Listening Activism on AlexanderPlatz

Last August (2020) I took part to Listening Activism in Alexander Platz in Berlin, lead by Jolika Sudermann-van den Berg and supported by the WMAIPS (Women* Making Art in Public Spaces) platform.

I have always been incredibly interested in exploring what activism could be like through public interventions and performance. Jolika invited a group of women* to stand still between 30 to 45 minutes with eyes close in the iconic Alex Platz. Before I share about my experience, here are Jolika’s words beautifully describing the interventions and its intentions:

“The idea: A large group of women* standing still for a long time with their eyes closed, listening to the sounds of Alexanderplatz, exposing themselves to the eyes of the public. This is a picture I've had in my mind for a long time. Especially in catastrophic times like these where we all carry strong feelings of fear and helplessness with us, I believe that cultivating an attitude of listening is the base for all positive change in the world. When we start listening to ourselves and our surrounding instead of constantly reacting or escaping, we create a space in which solidarity and hope can grow. By placing a large group of listeners into a metropolitan square like Alexanderplatz, which is strongly connoted with consumerism and anonymity, we might be able to transform it into a space where people stop for a moment and listen. And, maybe, get a sense of the great strength and connecting quality that lies in human vulnerability.

Women* have always been the main care workers in society, and therefore have access to an enormous experience and knowledge about care work in all its facets. By choosing for a female* group of listeners in this installation, we acknowledge this and show that we are willing to share this knowledge with others. Beyond that, in a time where violence against women* has significantly increased, we create a strong image of female* solidarity.”

This experience was personally a journey from vulnerability to empowerment.
A great opportunity to uncover some inner beliefs that associate activism to BIG! HARD! and LOUD!
So, I stood there in complete silence, listening. Orienting my ears towards the recognisable sounds revealed to be disorienting. The unease that big crowds often creates in me emerged. Normally in such situations I shrink my body, I retrieve within so to better wiz through as fast as I can as a way to minimize the damage. But in this case I had to be still and for 45 minutes. Despite knowing that we were looked after, I initially felt deeply vulnerable. I was scared to be punched, pushed, yell at, spat at. I was not sure if to be grateful for not understanding many of the words that I could sometimes perceive.
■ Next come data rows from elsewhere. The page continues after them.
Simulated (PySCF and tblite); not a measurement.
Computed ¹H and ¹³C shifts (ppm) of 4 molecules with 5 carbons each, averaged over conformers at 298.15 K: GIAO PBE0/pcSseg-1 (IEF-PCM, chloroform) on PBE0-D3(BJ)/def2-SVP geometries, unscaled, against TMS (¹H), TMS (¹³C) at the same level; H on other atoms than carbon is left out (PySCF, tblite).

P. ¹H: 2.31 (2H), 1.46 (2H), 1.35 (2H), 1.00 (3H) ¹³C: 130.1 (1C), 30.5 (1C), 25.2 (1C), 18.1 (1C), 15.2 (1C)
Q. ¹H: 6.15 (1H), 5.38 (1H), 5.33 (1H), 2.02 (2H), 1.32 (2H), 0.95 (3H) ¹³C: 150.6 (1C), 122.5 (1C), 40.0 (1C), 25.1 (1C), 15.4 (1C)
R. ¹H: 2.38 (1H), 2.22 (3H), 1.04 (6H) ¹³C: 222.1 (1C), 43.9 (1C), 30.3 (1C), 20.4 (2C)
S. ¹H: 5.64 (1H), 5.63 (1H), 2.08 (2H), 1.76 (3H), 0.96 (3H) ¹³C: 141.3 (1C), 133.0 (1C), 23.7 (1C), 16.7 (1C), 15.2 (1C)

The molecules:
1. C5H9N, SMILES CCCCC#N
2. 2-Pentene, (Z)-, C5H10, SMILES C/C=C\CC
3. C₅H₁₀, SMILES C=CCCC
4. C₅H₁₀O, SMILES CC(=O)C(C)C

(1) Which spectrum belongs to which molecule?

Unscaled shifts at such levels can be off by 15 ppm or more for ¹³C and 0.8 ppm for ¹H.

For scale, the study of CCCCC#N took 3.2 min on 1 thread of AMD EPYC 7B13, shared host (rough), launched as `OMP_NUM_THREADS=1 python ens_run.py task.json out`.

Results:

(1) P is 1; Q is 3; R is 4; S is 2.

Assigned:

The tiredness started to kick in and so many little adjustments throughout my body needed to be made. A gentle weight shift to the right foot first and then to the left, relaxing the left shoulder, slightly shift the chin back, ignoring the contagious itchiness… and on and on… negotiating the physical and the sensorial realm.
The next layer arrives, the next wall to be faced and after considering to sit down for a few minutes, I decide to commit until the end, which was going to be Jolika’s hand brushing my shoulder, and end we hadn’t really rehearsed, and so, something to look out for.
The commitment opens the door to another realm, a realm of strength and timelessness, where one just is and is just there. There is no forcing, no reasons, no effort…. I am just there and suddenly my aura expands, my skin thickens. I am not scared anymore. I feel the walls of the buildings around me, I feel the air shifted by the moving people, I feel strong, safe, deeply connected to the musicality of sounds that are around me which by now are quite predictable but I also start to imagine, to visualise as for a desire to my inner works to meet the outer in a gentle respect for each other.

And as Jolika’s hand arrives, the journey back out or to the familiar state is a long one…. all the others seems to be keen to share and are able to be so verbally precise…. I am still deep. It takes me a while to emerge, a walk to the original gathering place and a last debrief circle are so welcomed.

Nowadays, every time I walk by Alexander Platz, I make a special effort to revisit the spot where we were standing; the presence of such experience still feels so strong! I wonder if anyone that saw us still remember it.

Yes of course they do. We were there, they were there… in one way or the other … they do.

I am profoundly touched and grateful for such witnessing.